Newcomers who have read some of the many gushing,
over-rosy books about SB's supposed perfection, purity and total overview and
divine control of his ashrams and the intimate detail of everyone's lives,
expect 'The Abode of Supreme Peace' to be either a paradise or at least a
place where people are more virtuous, kind, fair and civil than elsewhere. I
was once mislead enough to believe that SB would never have a deceitful
washerwoman or coolie in the ashram... they would all be spiritual due to
their proximity to God Himself! Ha ha! When several pieces of my clothing has
been stolen by a washerwoman, I carefully inquired of the public relations
officials. They told me that all the washerwomen and collies are thieves and
liars! As time went on I learned that the proclaimed policy of 'first come,
first served' is not practiced. There are many people who obtain privileges of
many kinds... from jumping queues, obtaining chits for a special place at
darshan, obtaining favoured accommodation, often in return for favours to
staff (including bribery). The so called 'special guests', referred to
generally and treated as 'VIPs' can walk to the front of food queues ahead of
cripples and the blind, and they use this privilege constantly, though there
seldom any reason for their haste. This is a cause for envy in many, but this
is not at all what motivates this account! I mention this because SB-devotees
believe that all who criticise SB are merely envious, jealous etc., as SB
himself insists! (Presumably he imagines - or even hopes - that all are
envious of his blessings!).
The pleading faces and begging postures of
devotees - not least Westerners and a number of the VIPs themselves - shows
how true after all were SB's words about the majority of people coming for
something they want from him. Some have gained favours by sitting inordinate
lengths of time in the 'lines' before darshan to get a prominent place
(regardless of others whom they thereby displace) month after month until SB
could hardly fail to reward them without seeming very hard-hearted to all
those who observe these sad cases. The thousands of hours of discomfort they
undergo - and their blank faces or often piteous expressions in front of SB -
says at least as much about their level of desperation and dependency as their
faith. They continue this behaviour when they are made VIPs too! The fixation
one observes in them and others shows what a personality cult the SB movement
really is. Those who strive in all ways to become important in the movement
are mostly self-important, self-seeking and often uncivil persons who I would
definitely have avoided entirely had I not then been a devotee... they mostly
recall the phrase, 'fools rush in where angels fear to tread'.
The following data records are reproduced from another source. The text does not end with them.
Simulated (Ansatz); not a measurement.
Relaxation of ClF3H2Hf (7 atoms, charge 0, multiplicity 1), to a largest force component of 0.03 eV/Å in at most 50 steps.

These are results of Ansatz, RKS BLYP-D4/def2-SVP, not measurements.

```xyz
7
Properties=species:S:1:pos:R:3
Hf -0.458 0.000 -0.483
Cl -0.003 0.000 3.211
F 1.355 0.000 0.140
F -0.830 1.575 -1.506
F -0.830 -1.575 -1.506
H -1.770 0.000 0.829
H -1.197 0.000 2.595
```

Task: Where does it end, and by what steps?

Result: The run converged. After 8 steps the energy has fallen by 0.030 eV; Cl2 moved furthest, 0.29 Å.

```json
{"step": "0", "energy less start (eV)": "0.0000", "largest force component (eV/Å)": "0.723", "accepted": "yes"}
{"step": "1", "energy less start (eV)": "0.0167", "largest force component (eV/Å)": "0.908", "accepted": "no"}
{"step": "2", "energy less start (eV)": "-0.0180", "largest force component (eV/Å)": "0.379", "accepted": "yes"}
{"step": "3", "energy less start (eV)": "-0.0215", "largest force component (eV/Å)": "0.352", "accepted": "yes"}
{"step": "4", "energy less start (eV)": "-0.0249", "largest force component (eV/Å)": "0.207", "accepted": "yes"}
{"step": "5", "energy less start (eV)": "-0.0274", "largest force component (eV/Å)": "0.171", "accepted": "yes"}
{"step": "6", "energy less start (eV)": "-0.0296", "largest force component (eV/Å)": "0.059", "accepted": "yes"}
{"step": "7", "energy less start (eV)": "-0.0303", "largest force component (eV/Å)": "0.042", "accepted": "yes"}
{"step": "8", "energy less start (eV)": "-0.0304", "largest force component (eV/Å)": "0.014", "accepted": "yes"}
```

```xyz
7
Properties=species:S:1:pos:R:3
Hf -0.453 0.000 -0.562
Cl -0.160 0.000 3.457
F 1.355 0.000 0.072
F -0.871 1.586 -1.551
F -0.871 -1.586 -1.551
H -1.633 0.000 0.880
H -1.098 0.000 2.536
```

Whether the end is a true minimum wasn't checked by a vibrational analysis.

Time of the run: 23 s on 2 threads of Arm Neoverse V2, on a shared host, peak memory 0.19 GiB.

The foreigners who live long-term or permanently
at SB ashrams develop an almost visible 'residential patina' that seems to
serve as protection against all the abrasions and scours that they receive
regularly from the native powers-that-be, from members of the Seva Dal, other
residents, visitors and the inevitable low caste workers of all kinds.
Particularly vintage ashram ladies have this veneer, along with carefully
adopted Indian traits like perfect use of saris, self-contained condescending
attitudes towards newcomers. I have never seen or heard of more than an
exception few of these people doing anything except take care of their own
quotidian affairs... no service work, no proper study or self-discipline...
just following the routines, always knowing how to 'cut corners' and generally
get ahead of others.
The ashram is run, I have noted that my informer
said, mostly by virtual goondas. He had heard from the former devoted seva
worker and subsequent security chief, Vijay Prabhu (whom my friend had known
for years before the June 1993 'incident' he supposedly master-minded') of
brothels in Puttaparthi used by ashram staff, and of staff alcohol abuse. He
had made efforts to cross-check this and found it to be a fact. Incidentally,
when investigators had descended en masse after the June murders and
executions, various journalists reported that drink, including bottles of rum,
were turned up within the ashram. Not so surprising, really, but not what one
is misled to believe, or would wish to think, about 'Prashanthi Nilayam'.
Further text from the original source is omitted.